Really? I'd say that taking peoples' stuff in the name of social justice is inherently unjust.

> But passing billions (and the derived political power) down to descendants several generations removed who did nothing themselves to deserve it is ultimately a recipe for a deeply broken society.

I actually don't disagree with this. But we're talking about England here, and even if you stop the money, you still have the class structure and the connections, which still lead to political power.

But even more, while I agree that the problem is real, I disagree with your solution. "Lets just take it from them, and give it to those who have less" is such a seductive dream, but it destroys societies and economies where it is tried.

3 comments

Yes, the accumulated wealth of society is “the people’s” stuff, and it is unjust for the few to take it and hoard it indefinitely.
> I'd say that taking peoples' stuff in the name of social justice is inherently unjust.

You have people like Buffett, Gates even Andrew Carnegie and many other billionaires saying that their wealth should go back to society instead of their kids, are they all wrong?

> I'd say that taking peoples' stuff in the name of social justice is inherently unjust.
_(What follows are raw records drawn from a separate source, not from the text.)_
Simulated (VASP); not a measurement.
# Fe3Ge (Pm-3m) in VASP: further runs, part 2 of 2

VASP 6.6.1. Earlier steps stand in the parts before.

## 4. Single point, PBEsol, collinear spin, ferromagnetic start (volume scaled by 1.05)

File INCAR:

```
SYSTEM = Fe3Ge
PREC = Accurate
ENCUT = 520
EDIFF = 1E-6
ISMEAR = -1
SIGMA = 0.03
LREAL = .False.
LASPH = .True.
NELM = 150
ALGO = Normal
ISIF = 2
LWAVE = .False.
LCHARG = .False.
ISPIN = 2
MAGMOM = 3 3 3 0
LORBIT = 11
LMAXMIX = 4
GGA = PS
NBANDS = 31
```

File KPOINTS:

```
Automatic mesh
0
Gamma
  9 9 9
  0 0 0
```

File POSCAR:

Saying it's your stuff, is the misnomer. It was found by your because it was someone else's stuff, but there's supposed to be some moral virtue of you receiving it, because you benefited from it during your upbringing.

Being offended by a perceived slight in Procedural justice is a matter of circumstance - ie altering the principles you were born under for Distributive justice, even if you don't think it's as equitable based on your experience. From a pragmatic point of view, inheritance causes Capitalism to fall into anarchy in the long term...making it inherently immoral, as a practice. Unless you want to dispense with capitalism, in which case it's still immoral to a lesser degree (lesser evil against a greater evil).